Continua prevents machine from going to sleep

I recently installed Continua CI and since then my machine refused to go to sleep. Changing all continua services from automatic to manual allows the computer to go to sleep again.

Why does Continua prevent my machine from entering sleep?
What else can I do to both use Continua and have a computer that goes to sleep?

Thanks, Marjan

Umm… because Continua CI is not designed to run on desktop or laptops, it’s a server application designed to run all the time, continually checking repositories etc.

Thanks for the response and yes I figured as much.

Doesn’t help much though and I don’t think that “designed to run on a server” should be used as an “excuse” to keep a machine awake. Even servers should sleep and conserve energy when not accessed or used by client machines or their own processes. Continua should really allow a server to sleep and just wake it when it needs to do something. A product like Acronis True Image Home does exactly that. It allows my computer to sleep and wakes it when it wants to run a backup.

The pulling “Continually checking repositories” paradigm w/could perhaps be better changed. Pulling is very resource intensive. A push paradigm, where Continua goes to work when a repository signals that something has changed might be a better approach. It would be nice if at least Continua could be configured not to poll any repositories, or only do so on an infrequent schedule, waking the machine if needs be.

Continua does actually allow you to configure the polling interval, and you can set it to Manual mode, where a url needs to be hit to cause polling to occur (in the next polling interval).

http://wiki.finalbuilder.com/display/continua/Repositories

However, if your machine is asleep, that will not wake it up to do some work. There is a lot more to Continua CI than just repository polling though, the effort to implement suspending all background tasks (and ensuring they can resume in a consistent state) does not make economic sense.

Thanks, that may help. I am not too fussed about the machine not being woken up by Continua. I could schedule to (just after) the times that Acronis backs up - that usually only takes a couple of minutes out of the time before it goes back to sleep.

I understand there is a lot more to Continua. And I understand economic arguments. So no worries there. I am happy to have a work around avenue to explore.

Out of sheer curiosity:
I am pretty familiar with Windows service programming, but I’ll readily admit I have not yet looked deeply into this subject. Why you would need to suspend background tasks? Wouldn’t it “simply” be a matter of not doing stuff in those tasks that prevent the machine from going to sleep? There are plenty of services running on my machine at any one time that do not prevent it going to sleep. I somehow find it hard to imagine that the authors of those services jumped through hoops to ensure their applications survived a sleep state?

Kind regards, Marjan

It depends very much on what the background tasks are doing. If a thread is blocking while it runs another process (git for example) it can’t be suspended.

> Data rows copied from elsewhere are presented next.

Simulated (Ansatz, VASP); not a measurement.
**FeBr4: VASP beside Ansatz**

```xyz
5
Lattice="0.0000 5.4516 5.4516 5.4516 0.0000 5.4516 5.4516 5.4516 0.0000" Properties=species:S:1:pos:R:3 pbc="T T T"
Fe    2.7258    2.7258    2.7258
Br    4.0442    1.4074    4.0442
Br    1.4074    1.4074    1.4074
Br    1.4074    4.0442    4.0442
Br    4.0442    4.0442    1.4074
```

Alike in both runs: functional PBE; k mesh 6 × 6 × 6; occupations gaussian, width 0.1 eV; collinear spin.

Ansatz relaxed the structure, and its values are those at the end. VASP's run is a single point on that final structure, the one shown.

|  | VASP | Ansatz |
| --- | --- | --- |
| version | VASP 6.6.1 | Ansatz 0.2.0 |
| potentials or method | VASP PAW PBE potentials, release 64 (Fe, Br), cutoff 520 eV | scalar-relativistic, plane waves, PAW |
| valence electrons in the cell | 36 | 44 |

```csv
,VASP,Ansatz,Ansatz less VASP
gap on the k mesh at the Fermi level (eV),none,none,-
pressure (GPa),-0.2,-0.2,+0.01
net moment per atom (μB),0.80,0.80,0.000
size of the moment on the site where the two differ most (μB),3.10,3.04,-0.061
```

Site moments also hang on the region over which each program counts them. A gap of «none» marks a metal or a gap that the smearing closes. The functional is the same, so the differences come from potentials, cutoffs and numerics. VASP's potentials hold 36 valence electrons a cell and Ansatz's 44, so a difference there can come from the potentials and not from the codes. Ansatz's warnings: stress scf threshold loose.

I’m not saying that we couldn’t implement the sleep support, it’s just not a high priority right now while we have a long backlog of features to implement.

Ah, yes, of course. Shoot and wait for a “callback” trigger isn’t an option and periodically (using windows events) checking some state would be awkward for that scenario. Hmm. Interesting conundrum. Anyways, fully understand that it isn’t a priority. Thanks for taking the time to satisfy my curiosity.